By: Julius Konton
The Government of Liberia and the African Development Bank have signed a landmark US$16.7 million financing agreement aimed at strengthening fiscal sustainability, improving mining sector governance, and accelerating private sector-led job creation in one of West Africa’s most resource-rich but underdeveloped economies.
The agreement, signed in Monrovia, marks another significant chapter in Liberia’s long-standing partnership with the continental lender, as the country pushes to consolidate macroeconomic gains while reforming key sectors critical to economic transformation.
Speaking during the official signing ceremony, , Liberia’s Minister of Finance and Development Planning, Augustine Kpehe Ngafuan described the agreement as “a clear manifestation of the strength and durability” of Liberia’s partnership with the AfDB.
“This signing is not just about financing; it is about transforming sectors that hold the greatest potential for inclusive growth.
The private sector, especially young people, stands to benefit immensely,” Ngafuan said.
The financing package is expected to support reforms in domestic revenue mobilization, debt management, mining sector transparency, and institutional governance, areas that remain central to Liberia’s fiscal reform agenda.
According to Minister Ngafuan, a project management team has already been recruited under the supervision of the Ministry of Commerce and Industry to oversee implementation of an ambitious employment and enterprise support initiative linked to the agreement, which is projected to create over 100,000 jobs, particularly for youth and small-scale entrepreneurs.
Liberia, a nation of approximately 5.5 million people, continues to grapple with high unemployment, with youth unemployment estimated at over 60%, making job creation one of the government’s top priorities.
Ngafuan emphasized the urgency of implementation.
“We have talked the talk; now we must move quickly. The opportunities embedded in this project are transformative. This is about private sector expansion and creating pathways for young Liberians to thrive,” he stated.

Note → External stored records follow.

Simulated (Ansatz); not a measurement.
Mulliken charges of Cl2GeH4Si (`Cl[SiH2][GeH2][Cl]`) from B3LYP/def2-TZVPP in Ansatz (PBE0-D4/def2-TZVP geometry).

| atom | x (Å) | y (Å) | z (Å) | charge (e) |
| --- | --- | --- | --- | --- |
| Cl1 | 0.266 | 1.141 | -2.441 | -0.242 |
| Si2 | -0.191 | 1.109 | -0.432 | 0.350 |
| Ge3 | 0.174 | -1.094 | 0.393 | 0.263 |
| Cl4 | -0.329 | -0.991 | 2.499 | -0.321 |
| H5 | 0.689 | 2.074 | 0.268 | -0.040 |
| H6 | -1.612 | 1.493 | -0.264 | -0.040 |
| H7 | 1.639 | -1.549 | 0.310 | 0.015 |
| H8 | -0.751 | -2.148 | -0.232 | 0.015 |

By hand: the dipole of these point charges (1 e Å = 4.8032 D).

The Finance Minister praised the AfDB for what he called its “consistent and strategic support” to Liberia, noting that the bank has remained one of the country’s most reliable development partners since the end of Liberia’s 14-year civil conflict in 2003.
Historically, the AfDB played a pivotal role during Liberia’s Heavily Indebted Poor Countries (HIPC) Initiative, helping the country secure debt relief and rebuild critical institutions after the war.
Since then, the bank has financed major infrastructure, agriculture, and governance projects valued at hundreds of millions of dollars.
Ngafuan specifically highlighted the Special Agro-Industrial Processing Zone (SAPZ) project in Buchanan, a flagship initiative designed to industrialize Liberia’s agricultural sector, increase value addition, and reduce post-harvest losses.
Agriculture contributes nearly 35% of Liberia’s GDP and employs more than 70% of the rural population, yet productivity remains among the lowest in the region.
He also reflected on AfDB’s historic role in Liberia’s road sector development, particularly the Ganta-Harper Highway, one of Liberia’s most critical transport corridors spanning over 510 kilometers, connecting the country’s north to the southeast.
“The African Development Bank was among the first development partners to engage Liberia on the Fish Town to Harper corridor, and today we are seeing additional connectivity through the Cavalla River bridge project,” Ngafuan noted.
Liberia’s infrastructure gap remains significant, with only about 1,600 kilometers of paved roads out of more than 10,000 kilometers nationwide, according to government estimates.
The AfDB remains one of the largest financiers of road connectivity projects in the country.
Beyond roads, the bank is currently spearheading financing discussions for Liberia’s ambitious Coastal Highway Project, a transformative corridor expected to link several coastal counties and unlock trade, tourism, and agricultural access.
Ngafuan also referenced the recently launched US$18 million Domestic Resource Mobilization Project, which seeks to improve government revenue collection, especially from extractive industries.
Liberia’s mining sector, dominated by gold, iron ore, and diamonds, contributes nearly 15% of GDP but remains underperforming due to governance challenges and illicit leakages.
The latest AfDB agreement comes as Liberia seeks to strengthen economic resilience amid global financial uncertainty.
The country recorded an estimated 5.1% GDP growth in 2025, according to the , driven largely by mining, agriculture, and public sector investments.
Analysts say the new financing could significantly improve Liberia’s fiscal outlook if reforms are effectively implemented, particularly at a time when the Boakai’s administration is pushing its ARREST Agenda for Inclusive Development (AAID), a national framework prioritizing agriculture, roads, rule of law, education, sanitation, and tourism.
For the AfDB, the agreement further cements its role as one of Liberia’s largest multilateral financiers and strategic partners in the country’s post-war reconstruction and long-term economic modernization.